Monday, 16 February 2015

'The Snake and File'

'The Snake and File', an illustration by John Vernon Lord in Aesop's Fables; 1989, page 46.


The Text: 


The Viper and the File
A VIPER chanced his head to pop
Into a fam’d watchmaker’s shop;
Long near the place had he been lurking,
And staid till past the hours of working.
As with keen eyes he glanced  around
In search of food, a file he found:
Of meats he saw no single item,
Which tempted hungry jaws to bite ’em;
So with his fangs the eager fool
Attacked the rough impassive tool;
And whilst his wounded palate bled,
Fancied on foreign gore he fed.
When thus the file retorted coolly : -
“Viper! this work’s ingenious, truly!
No more those idle efforts try;
Proof ’gainst assaults like yours am I.
On me you’d fracture ev’ry bone,
I feel the teeth of Time alone,”

Moral: We ultimately upset ourselves if we persist in arguing with those who have no feelings

Text: Mr Matthews (La Fontaine 5/16, 1820).

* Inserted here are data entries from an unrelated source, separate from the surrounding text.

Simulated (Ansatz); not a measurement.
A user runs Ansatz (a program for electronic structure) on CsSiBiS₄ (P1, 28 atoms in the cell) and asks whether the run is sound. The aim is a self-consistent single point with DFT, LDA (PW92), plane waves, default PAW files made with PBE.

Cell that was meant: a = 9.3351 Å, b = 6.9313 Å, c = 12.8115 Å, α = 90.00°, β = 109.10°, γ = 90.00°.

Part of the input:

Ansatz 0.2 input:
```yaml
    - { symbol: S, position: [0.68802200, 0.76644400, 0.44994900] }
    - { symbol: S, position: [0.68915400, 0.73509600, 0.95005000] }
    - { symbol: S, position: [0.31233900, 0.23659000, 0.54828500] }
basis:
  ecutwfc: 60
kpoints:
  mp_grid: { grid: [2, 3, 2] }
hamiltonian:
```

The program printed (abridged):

Selected Parallels: Phaedrus 4/8. Caxton, Romulus 3/12. L’Estrange 44. Chambry 116. Perry 93 (cf 59). TMI J552.3.
  
Title of book for text: Fables, Original and Selected, G. Moir Bussey, London, Charles Tilt, 1839. (page 65).
Bussey writes in his introduction (pxxvii) that ‘The excellent versions of La Fontaine’s Fables, are chiefly derived from a volume published anonymously by Mr Murray, in 1820, and are believed to be the production of Mr. Matthews’.